This analysis uses data from the National Longitudinal Survey of Youth (NLSY79) to examine the relationship between educational attainment and income levels. We specifically investigate whether individuals with 16 years of education have higher incomes than those with 12 years of education, using data from 2005 for individuals aged 41-49.

1. Problem Statement

Our primary research question is: Does the income distribution for individuals with 16 years of education significantly exceed that of individuals with 12 years of education? This analysis will explain the relationship between educational attainment and economic outcomes.

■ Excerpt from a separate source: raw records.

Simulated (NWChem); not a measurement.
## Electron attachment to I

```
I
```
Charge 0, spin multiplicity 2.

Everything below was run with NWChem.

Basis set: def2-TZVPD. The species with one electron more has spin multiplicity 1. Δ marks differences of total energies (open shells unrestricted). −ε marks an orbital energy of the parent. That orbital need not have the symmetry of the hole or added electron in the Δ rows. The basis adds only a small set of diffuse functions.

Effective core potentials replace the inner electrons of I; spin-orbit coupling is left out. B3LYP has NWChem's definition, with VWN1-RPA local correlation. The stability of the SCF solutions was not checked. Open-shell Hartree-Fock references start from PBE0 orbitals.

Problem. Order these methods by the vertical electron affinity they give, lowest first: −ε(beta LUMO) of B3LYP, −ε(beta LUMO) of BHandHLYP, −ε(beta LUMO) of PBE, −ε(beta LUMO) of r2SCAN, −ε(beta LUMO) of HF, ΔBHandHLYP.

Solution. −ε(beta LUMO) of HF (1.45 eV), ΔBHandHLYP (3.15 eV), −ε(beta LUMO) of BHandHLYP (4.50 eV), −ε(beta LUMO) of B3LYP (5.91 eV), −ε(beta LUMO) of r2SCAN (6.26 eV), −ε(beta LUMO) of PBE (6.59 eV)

2. Data Description and Initial Analysis

# Load necessary libraries
library(tidyverse)    # For data manipulation and visualization
library(car)          # For statistical tests
library(gridExtra)    # For arranging plots
library(ggpubr)      # For publication-ready plots
library(ggthemes)      # For themes
library(ggplot2)      # For visualization 

# Read and prepare the data
education_data <- read.csv("EducationData.csv")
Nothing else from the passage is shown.